So far, 2015 has already been a great year for the tiger, one of the world's most charismatic and critically endangered species. In January, India - estimated to be home for around 70 percent of the world's wild tigers - announced a 30 percent increase in its tiger population over the last five years. It seems that the country's efforts to streamline its conservation efforts are now starting to pay dividends. As someone who has been extremely privileged to hear a wild tiger's roar echo through an Indian forest, I (like many others) hope that this is just the beginning of a full recovery for this enigmatic species.
As we enter February, there is even more good news to celebrate, this time for captive tigers. Thai authorities recently confirmed that they have impounded more than 100 tigers at the infamous 'Tiger Temple' in Thailand's western Kanchanaburi province. This controversial tourist attraction has been linked to reports of animal cruelty and engagement in illegal wildlife trade activity, repeatedly over the last ten years. In fact, it has been in the spot light ever since I first started working on wildlife issues. Yet it was only late last year that I had the opportunity to visit and observe a tiger temple in Chiang Mai myself.

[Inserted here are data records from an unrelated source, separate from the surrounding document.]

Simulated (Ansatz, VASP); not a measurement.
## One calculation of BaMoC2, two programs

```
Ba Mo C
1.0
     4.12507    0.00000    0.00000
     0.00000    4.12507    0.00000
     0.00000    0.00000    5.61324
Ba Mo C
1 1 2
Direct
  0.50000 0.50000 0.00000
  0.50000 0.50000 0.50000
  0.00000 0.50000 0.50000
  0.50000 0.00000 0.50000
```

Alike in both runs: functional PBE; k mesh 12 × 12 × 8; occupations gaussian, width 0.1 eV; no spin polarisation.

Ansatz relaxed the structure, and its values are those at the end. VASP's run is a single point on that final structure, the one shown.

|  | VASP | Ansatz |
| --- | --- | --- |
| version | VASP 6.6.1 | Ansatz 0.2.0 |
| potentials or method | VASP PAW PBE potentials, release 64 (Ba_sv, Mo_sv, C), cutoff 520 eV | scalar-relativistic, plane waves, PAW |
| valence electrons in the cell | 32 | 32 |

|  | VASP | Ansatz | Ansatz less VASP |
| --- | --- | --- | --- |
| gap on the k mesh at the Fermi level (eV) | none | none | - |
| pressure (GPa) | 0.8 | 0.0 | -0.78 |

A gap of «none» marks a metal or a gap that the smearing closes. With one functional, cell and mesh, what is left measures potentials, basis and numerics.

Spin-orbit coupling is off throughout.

Knowing its reputation, I sat rather uncomfortably on the balcony of the Tiger Temple's restaurant and was truly astounded by what I saw. Weighing in at up to 400 pounds, tigers (irrespective of whether they are in captivity or in the wild) are highly evolved carnivores that deserve a more than a certain measure of respect. However, this concept seemed to have totally escaped the visiting tourists who were cuddling adult tigers (with three inch canines fully intact) right before my eyes. To say that I was unsurprised to hear that a tourist visiting a tiger park in Phuket was mauled (thankfully in this case not fatally) the very next day is an understatement. I would advise anyone visiting Thailand to immediately remove this from their to-do list.
Finally, good news comes from the United States, where New York State's new law now bans such direct interaction between people and big cats (including tigers) takes effect this month. "Tiger selfies" are reported to be an emerging international phenomenon (particularly for singletons keen to spice up their online dating profiles). In New York alone, over the last 15 years there have been at least seven known incidents of tigers escaping or hurting people at a public show. Significantly, the bill bans taking photos of people and such animals without a permanent physical barrier between them. It is hoped that this measure will to prevent any other similar attacks from ever happening in the future.
Of course, all of these developments are great news for tigers too. On initial glance, 'tiger selfies' may seem harmless, but it is being increasingly recognized that these 'once-in-a-lifetime' snaps can actually represent a lifetime of suffering for the individual animals involved. Banning 'tiger selfies' will help to prevent captive-born cubs being taken away from their mothers when they are just several weeks old, the removal of their claws and the use of harsh training just in order to keep them under control. It will also stop tigers from being kept in crowded confined cages both in and out of public view when they are not on display. I would advise any who cares about tigers to go see (and Instagram) them in the wild where they belong.
Tigers have had a very bright start in 2015. I have my fingers crossed that it will continue to prove a pivotal year for the protection and preservation of this critically endangered species.